Thursday, April 16, 2015

Design Patterns

Design patterns are useful because they provide a pre-formulated solution to problems based on the experience of other programmers. This can save you a lot of time.
Design patterns also help in communication of a programming solution, and provide a common technical vocabulary between programmers.
Design pattern and Framework are not same thing. Design patterns are more like general guidelines on how to solve specific programming problems, but they do not specify the detailed code that’s necessary to solve those problems.
 Of course, using the wrong design pattern can have a very negative effect on your code. So, it takes good judgement to use the correct design pattern. The term “anti-pattern” is used to describe a poor programming practice that leads to ineffective code.

In general, a pattern has four essential elements:
1.The pattern name is a handle we can use to describe a design problem
2.The problem describes when to apply the pattern. It explains the problem and its context.
3.The solution describes the elements that make up the design, their relationships, responsibilities, and collaborations.
4.The consequences are the results and trade-offs of applying the pattern.

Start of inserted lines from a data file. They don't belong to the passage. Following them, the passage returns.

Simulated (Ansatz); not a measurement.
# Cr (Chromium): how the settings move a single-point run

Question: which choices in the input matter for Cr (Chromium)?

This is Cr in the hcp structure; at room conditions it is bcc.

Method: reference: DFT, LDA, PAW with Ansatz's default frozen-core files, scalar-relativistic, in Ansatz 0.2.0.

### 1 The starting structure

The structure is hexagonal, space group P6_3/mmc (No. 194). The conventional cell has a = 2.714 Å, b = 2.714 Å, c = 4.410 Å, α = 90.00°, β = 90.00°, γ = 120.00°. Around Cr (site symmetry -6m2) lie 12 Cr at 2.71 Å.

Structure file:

We classify design patterns by two criteria (Table 1.1). The first criterion,  called purpose, reflects what a pattern does. Patterns can have either creational,  structural, or behavioral purpose. Creational patterns concern the process of  object creation. Structural patterns deal with the composition of classes or  objects. Behavioral patterns characterize the ways in which classes or objects interact and distribute responsibility.

The second criterion, called scope, specifies whether the pattern applies primarily to classes or to objects. Class patterns deal with relationships between classes and their subclasses. These relationships are established through inheritance, so they are static—fixed at compile-time. Object patterns deal with object relationships, which can be changed at run-time and are more dynamic. Almost all patterns use inheritance to some extent. So the only patterns labeled "class patterns" are those that focus on class relationships. Note that most patterns are in the Object scope.

Creational class patterns defer some part of object creation to subclasses, while Creational object patterns defer it to another object. The Structural class patterns use inheritance to compose classes, while the Structural object patterns describe ways to assemble objects. The Behavioral class patterns use inheritance to describe algorithms and flow of control, whereas the Behavioral object patterns describe how a group of objects cooperate to perform a task that no single object can carry out alone.